Another Heavyweight Round in Westchester
A absolutely wonderful night of hedonism, great company and terrible preparation of food (obviously kidding Leo...). I must have lost my sense of reality somewhere between the homemade bread, gnocci, lamb and roast...but la-la land was a tremendous place to be last night. Adored every second of it, and still have the tingles to prove it. World class wine aside, Leo and Connie- I'm lucky to know you two and am extremely greatful for the time we spend together. You outdid yourselves in spades...

Domaine Carneros 2000
Lovely, fine beaded sparkler to begin the evening with. Very directed aromas of citrus oils, roasted nuts and judicious toast shot through the glass. Ample weight and great lift on the palate carried the baked apple flavors to a lively finish. Poured from a magnum and is on its way to maturity. 89 points

Jadot Batard Montrachet 1998
Decanted for a few hours prior to consumption; the nose of this 7 year old Grand Cru Burgundy seemed far more evolved than that of the palate. Rich, creamy notes of nutmeg spice, tapioca pudding, honey dew and rich vanilla bean had such a sultry complexity to them that I found irresistible. Beautifully integrated and layered. I’d recommend consumption over the next 8-10 years. 92 points.
Chateau Beaucastel 1998
Lovely aged Chateauneuf w/ plenty of steam ahead of it. Showing classic Grenache notes of dried plumbs, figs, cocoa powder and pepper. Adequate richness on the palate was accompanied by layers of modest briar and spicebox tones amidst silky layers of dark fruit. Guy mentioned that the majority of the Mourvedre ended up in the Hommage bottling in ’98, making this a bit of an anomaly bottling for Beaucastel as it contained such a high content of Grenache. Mourvedre or not (definitely keeping her less funky), this is a deep, aged Chateauneuf that is drinking very well now. 93 points.

Jadot Latricieres Chambertin 2003
This peek into Grand Cru red Burgundy from the intensely exotic 2003 vintage was definitely a fabulous one! Dark, deeply colored ruby tones lead the way to a pungent smorgasbord of scents including smoked game, campfire grill and rich dark cherries. An initial glimpse could have fooled me into thinking this was a young Graves! This flamboyantly ripe pinot really strut its stuff on the palate, pumping out mouth-filling, full flavors of rich toast, huckleberry and currant coated flavors in a sheer cashmere cloth. Remarkable purity, opulence and length. Big time Burgundy! 94 points (my wife’s wine of the night)

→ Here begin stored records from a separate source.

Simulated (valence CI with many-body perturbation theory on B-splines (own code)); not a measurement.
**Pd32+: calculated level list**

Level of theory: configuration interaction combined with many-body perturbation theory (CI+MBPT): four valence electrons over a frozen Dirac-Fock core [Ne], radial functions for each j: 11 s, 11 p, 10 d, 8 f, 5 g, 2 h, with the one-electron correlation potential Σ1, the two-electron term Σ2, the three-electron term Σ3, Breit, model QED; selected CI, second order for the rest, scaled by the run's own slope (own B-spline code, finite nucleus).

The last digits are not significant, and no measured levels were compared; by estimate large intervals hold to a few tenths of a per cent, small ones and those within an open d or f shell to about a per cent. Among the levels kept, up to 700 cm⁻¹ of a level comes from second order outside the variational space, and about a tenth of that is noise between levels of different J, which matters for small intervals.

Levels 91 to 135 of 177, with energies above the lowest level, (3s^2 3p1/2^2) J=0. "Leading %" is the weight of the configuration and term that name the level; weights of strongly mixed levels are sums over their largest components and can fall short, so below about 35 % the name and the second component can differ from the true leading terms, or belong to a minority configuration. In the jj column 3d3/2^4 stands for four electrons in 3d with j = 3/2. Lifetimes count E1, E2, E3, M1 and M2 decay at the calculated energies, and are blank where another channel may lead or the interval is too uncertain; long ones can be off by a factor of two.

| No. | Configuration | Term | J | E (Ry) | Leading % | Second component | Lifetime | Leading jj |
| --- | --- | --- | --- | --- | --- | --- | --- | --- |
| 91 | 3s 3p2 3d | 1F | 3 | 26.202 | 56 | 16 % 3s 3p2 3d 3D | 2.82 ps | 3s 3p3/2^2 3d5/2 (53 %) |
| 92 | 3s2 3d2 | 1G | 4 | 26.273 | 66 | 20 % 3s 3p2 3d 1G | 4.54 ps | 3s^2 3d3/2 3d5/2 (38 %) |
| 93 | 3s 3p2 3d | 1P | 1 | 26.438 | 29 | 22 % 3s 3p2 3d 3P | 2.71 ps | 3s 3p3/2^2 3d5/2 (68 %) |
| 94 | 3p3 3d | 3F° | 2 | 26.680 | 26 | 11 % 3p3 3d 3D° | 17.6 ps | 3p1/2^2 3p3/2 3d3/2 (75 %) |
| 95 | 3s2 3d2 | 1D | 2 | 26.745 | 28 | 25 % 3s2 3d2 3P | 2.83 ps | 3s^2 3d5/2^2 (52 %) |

Tentua de San Guido, Sassicaia 1998
Roll out the red carpet, this is officially my favorite vintage of this iconoclast Italian cabernet yet (no, I have not yet tasted the ’88 or ’85…but I’ll get to them eventually)! The nearly inky color was surprising, but not nearly as profound as the aromatics of roasted peppers, mushroom, truffles, coffee and smoke. Absolutely delicious and fat in the mouth, loaded w/ heady black currant, black raspberry, graphite and steel, punctuating its character w/ a remarkably long, gravel tinged finish. 1998 might have been less than exemplary in Tuscany, but Bolgerhi was surely rockin’ tonight! A home run, easily worthy of 95 points.

Tentua de Ornellaia, Masseto 1996 (from a magnum)
Well, I am officially bursting my Masseto cherry, and needless to say, it was an absolute privilege. This wine simply won over the entire table, eyes gawked and mouths drooled once putting this pure Merlot elixir to the lips. A beautifully complex bouquet of Starbucks coffee, melted licorice and touches of mint that are powerful and simply effusive. Fat, plush flavors of dark chocolate and dark cherry liqueur are flat our breath-taking as they cascade through the palate like a barrel trip through Niagra Falls! Out of this world. 97 points.

Tenuta del Terriccio 2003
This has been a hallmark bottle for us to chow on at the end of the evening. It began w/ the 2000 (which beat out the ’96 Sassicaia for wine of the night) and then migrated over to the 2001 (which was a sheer, caged animal that bounced all over the palate like a Gorilla carrying a banana) and now it’s time for the ’03. I figured the extreme heat and drought of ’03 would play right into Carlo Ferrini’s hands w/ this eccentric and loaded Syrah based blend, and it sure did. This is undoubtedly was a WTF wine! Much like a beginning taster’s first experience w/ a rich Amarone, this juice evokes such blatant characteristics that it demands one’s creative apparatus to kick into full gear! A nose of pure black peppercorn salami, scorched chestnuts, espresso roast and pure bacon fat (no, I’m not kidding!). You can’t help but explore further, like an Archaeologist on a forbidden dig. The palate had a ferocious sense of depth and opulence, while maintaining such a silky feel that was almost haunting. Flavors of fig and vivid blueberries danced their way through the night….a sheer tour de force! 95 points (excitement, yes…just not the polish of the Masseto, but this aint about polish!).

I am going to allow Guy to post on the dessert wines (on the eBob board)...the Vouvray you brought was one of my favorite Chenin Blancs of all time (god what a versatile and under-appreciated grape!). All you guys are the best, salud- I will open something dynamite tonight and toast to the eternal health of your families.